This project begins with a brief overview of the theology and use of icon in the Orthodox Church. Aspects of the icon that will be considered include: the understanding of Tradition in the Orthodox Church; origins of the use of icons; the development of the theology of icons; the iconoclastic controversies and the defense of icons; an understanding of veneration; image as authoritatively equal to Word; and some themes, examples and practical use of icons. Following this overview will be a brief critique of Orthodox doctrine and use of the icon. This critique will be primarily helpful toward the third section of the project, which will be to draw potential applications for the use of symbol in the evangelical church today. In fact, the evangelical church already uses symbol, but often without a great deal of thought. This study is significant in that the thoughtful use of symbol, and potentially, some kind of use of icon, is essential for effective ministry during the postmodern era. This project will seek to develop a healthy theology of the use of image in worship that can be applied to an evangelical context.
The final section of this project will be a compilation of the previous study into a presentation suitable for the seminary classroom. It is intended that this material will become part of a course in worship and the arts. This material will relate specifically to the historical use of symbol in the Orthodox Church and potential applications for today’s evangelical church leaders.

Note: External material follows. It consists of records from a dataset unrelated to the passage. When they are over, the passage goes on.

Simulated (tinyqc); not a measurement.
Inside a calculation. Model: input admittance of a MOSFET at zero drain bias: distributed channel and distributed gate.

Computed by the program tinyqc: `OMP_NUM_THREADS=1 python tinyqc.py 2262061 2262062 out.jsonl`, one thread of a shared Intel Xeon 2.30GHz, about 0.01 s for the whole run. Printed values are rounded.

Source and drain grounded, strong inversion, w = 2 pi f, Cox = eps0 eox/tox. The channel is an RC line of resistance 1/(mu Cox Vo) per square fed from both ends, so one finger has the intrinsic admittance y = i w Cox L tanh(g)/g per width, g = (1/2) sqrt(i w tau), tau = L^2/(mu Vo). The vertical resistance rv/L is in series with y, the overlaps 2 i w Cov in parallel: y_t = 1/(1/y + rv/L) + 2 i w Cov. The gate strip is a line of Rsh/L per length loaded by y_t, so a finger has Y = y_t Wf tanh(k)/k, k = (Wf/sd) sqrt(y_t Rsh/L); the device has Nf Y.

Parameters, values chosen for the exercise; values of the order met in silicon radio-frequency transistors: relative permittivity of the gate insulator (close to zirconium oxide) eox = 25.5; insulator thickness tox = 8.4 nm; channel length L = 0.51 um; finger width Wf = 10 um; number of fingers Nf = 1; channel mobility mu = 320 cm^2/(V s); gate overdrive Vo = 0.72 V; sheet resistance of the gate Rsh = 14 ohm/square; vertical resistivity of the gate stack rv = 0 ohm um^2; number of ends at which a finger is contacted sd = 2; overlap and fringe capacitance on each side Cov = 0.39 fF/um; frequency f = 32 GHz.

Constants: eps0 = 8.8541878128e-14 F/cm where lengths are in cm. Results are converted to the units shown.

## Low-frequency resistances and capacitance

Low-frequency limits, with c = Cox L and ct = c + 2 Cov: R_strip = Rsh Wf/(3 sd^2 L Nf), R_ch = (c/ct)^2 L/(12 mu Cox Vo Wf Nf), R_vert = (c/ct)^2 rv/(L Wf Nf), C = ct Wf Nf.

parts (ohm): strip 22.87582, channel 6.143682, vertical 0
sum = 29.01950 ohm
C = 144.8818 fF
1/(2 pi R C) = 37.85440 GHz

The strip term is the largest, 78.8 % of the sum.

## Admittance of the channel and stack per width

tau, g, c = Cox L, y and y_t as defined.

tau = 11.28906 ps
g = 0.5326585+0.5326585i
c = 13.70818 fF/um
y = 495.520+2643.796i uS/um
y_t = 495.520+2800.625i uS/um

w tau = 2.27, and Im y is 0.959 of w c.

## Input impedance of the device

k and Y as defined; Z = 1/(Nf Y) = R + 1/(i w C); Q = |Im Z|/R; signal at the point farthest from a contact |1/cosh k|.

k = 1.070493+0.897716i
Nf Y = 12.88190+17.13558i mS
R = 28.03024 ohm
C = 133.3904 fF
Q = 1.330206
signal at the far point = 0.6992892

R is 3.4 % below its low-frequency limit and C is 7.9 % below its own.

Through the process of this work, there has been fairly close consultation with a number of people. This contact has been for the purpose of evaluation of both the content and the possibilities of presentation in a classroom context. The individuals consulted are listed in the bibliography of this paper. Their input is reflected often in the project, however, in light of the informal nature of many of the discussions, much of their input has settled to the subconscious level and is not referenced. It would be ideal to have students evaluate this material after this course was actually taught, but this will not happen during the time allotted for the project.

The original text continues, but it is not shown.